Do you have a dedicated space for audio and video recording? If so, your advice, please...

My organization has the opportunity to create a dedicated space for recording the audio and video we need for our e-learning offerings.  I'm interested in speaking with others who have such a space to get your advice on all design elements - soundproofing, cabling, equipment, etc.  Please reply if you have any advice or tips to share.  Thanks in advance for your help with this project!

Sondra Reis
Director of e-Learning, Minnesota Council of Nonprofits

7 Replies
Bob S

Hi Sondra,

I've set up a couple of corporate studios before. Couple of tips that might get you started...

Be Quiet...  Just quietly spend time in the prospective space at different times of the day; don't talk - just listen.  You may be surprised at the sounds you hear that you've learned to "tune out" and take for granted.  That whistling HVAC duct, that entrance buzzer from the next area over, etc.  Those sounds you've learned to tune out naturally may come through on your recordings. So you may want to consider techniques to mitigate noise intrusion ranging from simple Recording In Progress signs, all the way to wall/structure improvements.

Be Loud.... Now listen to the space as you make some noise; clapping hands, loud speech, etc.  You may find the space is quite "live" which is all too common in corp settings. If you can hear echoes or muddied endings to words, so to will your learners on the recordings made there. Maybe consider some room treatment options such as sound panels or even just furniture/props to break up the flat surfaces. 

Squint...  What ambient light is leaking in? Are there windows that you need to build plugs for? Are there lights that can't be turned off because they are part of a larger circuit? Many times, these are fairly easy issues to address but are all too common in corp settings and you will absolutely want to be able to control the light for video shoots.
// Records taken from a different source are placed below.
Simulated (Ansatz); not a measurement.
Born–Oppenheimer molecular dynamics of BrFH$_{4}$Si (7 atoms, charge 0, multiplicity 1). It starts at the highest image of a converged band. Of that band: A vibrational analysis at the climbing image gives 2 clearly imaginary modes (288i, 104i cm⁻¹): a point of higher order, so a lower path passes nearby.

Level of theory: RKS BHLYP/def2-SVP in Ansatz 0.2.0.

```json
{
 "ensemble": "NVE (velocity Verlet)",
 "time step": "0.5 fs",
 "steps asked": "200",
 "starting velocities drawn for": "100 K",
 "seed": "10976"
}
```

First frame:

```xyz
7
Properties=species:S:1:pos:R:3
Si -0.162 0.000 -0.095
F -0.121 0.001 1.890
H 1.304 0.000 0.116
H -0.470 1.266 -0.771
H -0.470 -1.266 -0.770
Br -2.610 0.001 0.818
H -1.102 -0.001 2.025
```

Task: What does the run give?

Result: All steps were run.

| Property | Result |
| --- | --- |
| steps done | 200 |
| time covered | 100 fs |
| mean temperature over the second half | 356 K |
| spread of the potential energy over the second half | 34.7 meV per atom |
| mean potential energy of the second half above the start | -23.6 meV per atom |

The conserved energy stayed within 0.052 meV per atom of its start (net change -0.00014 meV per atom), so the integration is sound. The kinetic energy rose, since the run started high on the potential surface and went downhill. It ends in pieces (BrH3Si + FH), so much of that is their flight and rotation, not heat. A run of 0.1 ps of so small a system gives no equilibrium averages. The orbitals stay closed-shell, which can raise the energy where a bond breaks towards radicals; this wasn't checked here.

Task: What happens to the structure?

Look Up...  Is the ceiling standard room height?  Can the drop panels and tracks be taken down and what's above them?  If you can't place/hang lights high enough your shots are not going to look natural. And having room for boom mics, or hair/halo lights is something that standard ceilings seldom allow.

Pose...  Think about where your actor(s) will stand, how much room you will need between them and the camera. Is there still room to walk behind the camera tripod safely?   How about distance off the wall behind the actors?  This often overlooked and one of the quickest ways to make your videos look amateurish. You will want room to hang curtains, set lights, and if going with a chroma key set up (see below), then distance enough off the wall to reduce green bounce.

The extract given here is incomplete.